Tuesday, October 25, 2005

The dog that didn’t bark

In some contemporary discussion of textual criticism of the NT one could easily get the impression that the text was in a state of considerable fluidity. One possible counter to this is the existence of locations in the text where there are fewer variants than we might expect (Conan Doyle’s ‘dog that did not bark’). I raised the example of Matthew 27:9 in http://rosetta.reltech.org/TC/vol08/Luz2003rev.html. If Luz is right that early scribes corrected Matthew 13:35 to preserve the truth of the text, why did so few do this in Matthew 27:9? Similarly, no scribes seem to have found the negative added in Matthew 2:6 problematic. Is there a case for studying non-assimilation and non-harmonization as phenomena? Can we establish that it is in fact a tiny minority of texts that may have been found difficult by early scribes that any of them ever deliberately altered? Can we find evidence against the assertion that scribes changed the text to try to maintain the appearance of its factual correctness?

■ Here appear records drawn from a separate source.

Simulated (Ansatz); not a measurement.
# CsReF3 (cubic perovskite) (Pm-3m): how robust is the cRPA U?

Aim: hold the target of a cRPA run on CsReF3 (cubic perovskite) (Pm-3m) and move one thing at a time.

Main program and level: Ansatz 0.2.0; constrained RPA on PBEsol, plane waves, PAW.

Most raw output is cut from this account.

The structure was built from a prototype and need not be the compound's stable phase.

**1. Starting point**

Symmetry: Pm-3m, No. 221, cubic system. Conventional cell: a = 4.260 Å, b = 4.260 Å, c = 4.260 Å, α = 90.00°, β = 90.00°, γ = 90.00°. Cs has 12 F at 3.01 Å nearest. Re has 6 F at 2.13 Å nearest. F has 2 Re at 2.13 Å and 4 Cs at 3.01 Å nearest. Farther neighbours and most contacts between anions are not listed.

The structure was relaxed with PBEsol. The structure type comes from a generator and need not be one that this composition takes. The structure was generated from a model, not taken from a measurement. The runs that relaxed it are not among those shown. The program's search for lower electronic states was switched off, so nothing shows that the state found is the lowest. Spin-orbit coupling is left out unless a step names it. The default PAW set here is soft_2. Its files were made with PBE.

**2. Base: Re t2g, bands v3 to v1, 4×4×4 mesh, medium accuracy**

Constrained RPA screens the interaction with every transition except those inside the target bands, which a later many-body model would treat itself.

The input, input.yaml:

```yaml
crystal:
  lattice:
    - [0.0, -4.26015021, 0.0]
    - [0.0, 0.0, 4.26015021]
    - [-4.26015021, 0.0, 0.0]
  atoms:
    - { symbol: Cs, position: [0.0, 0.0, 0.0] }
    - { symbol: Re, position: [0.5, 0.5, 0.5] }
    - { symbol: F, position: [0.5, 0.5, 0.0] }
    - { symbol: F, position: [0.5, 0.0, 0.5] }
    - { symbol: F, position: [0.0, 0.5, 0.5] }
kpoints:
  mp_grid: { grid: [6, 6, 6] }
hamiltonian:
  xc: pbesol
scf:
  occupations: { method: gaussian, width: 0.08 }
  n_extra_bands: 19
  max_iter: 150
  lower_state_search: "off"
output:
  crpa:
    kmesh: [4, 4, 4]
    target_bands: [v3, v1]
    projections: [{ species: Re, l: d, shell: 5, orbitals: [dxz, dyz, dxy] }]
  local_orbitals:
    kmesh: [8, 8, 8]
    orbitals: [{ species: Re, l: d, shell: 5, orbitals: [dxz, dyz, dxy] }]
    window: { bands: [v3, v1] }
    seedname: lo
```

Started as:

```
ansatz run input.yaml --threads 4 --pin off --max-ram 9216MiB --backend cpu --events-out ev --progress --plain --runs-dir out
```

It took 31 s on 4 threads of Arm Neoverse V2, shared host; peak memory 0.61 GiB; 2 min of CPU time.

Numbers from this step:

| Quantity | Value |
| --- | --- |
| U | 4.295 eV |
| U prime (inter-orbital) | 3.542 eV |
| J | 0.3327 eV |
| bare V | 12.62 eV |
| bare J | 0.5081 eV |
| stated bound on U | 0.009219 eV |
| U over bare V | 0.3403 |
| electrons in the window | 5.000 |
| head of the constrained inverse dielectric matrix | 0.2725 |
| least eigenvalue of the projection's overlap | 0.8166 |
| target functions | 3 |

  1. I have raised this issue in the conclusion to my article: ‘Christology and Textual Transmission: Reverential Alterations in the Synoptic Gospels’ Novum Testamentum 35 (1993), 105–129.

    The very fact that the 'reverential alterations' (somewhat similar to what Ehrman labels 'orthodox corruptions') can be detected in (relatively) minority readings suggests that most scribes withstood the temptation to 'improve' their text in significant ways.

    For a possible method you could look at J.W. Voelz, ‘The Greek of Codex Vaticanus in the Second Gospel and Marcan Greek’ NovT 47 (2005), 209-249.
    Voelz attempts to do a study of Markan style on the basis of readings where all the manuscripts agree and then to compare it with Vaticanus. I think there are some problems with it in relation to Markan style (the sample biases the study towards the things that were generally acceptable to the Byzantine tradition), but it may be usable elsewhere.

  2. I haven't yet read your NovT article, but I've just finished the article by Voelz. I suppose its relevance here is showing the limits to how much scribes changed grammatical forms. The article raises some interesting issues that I will highlight on the main page.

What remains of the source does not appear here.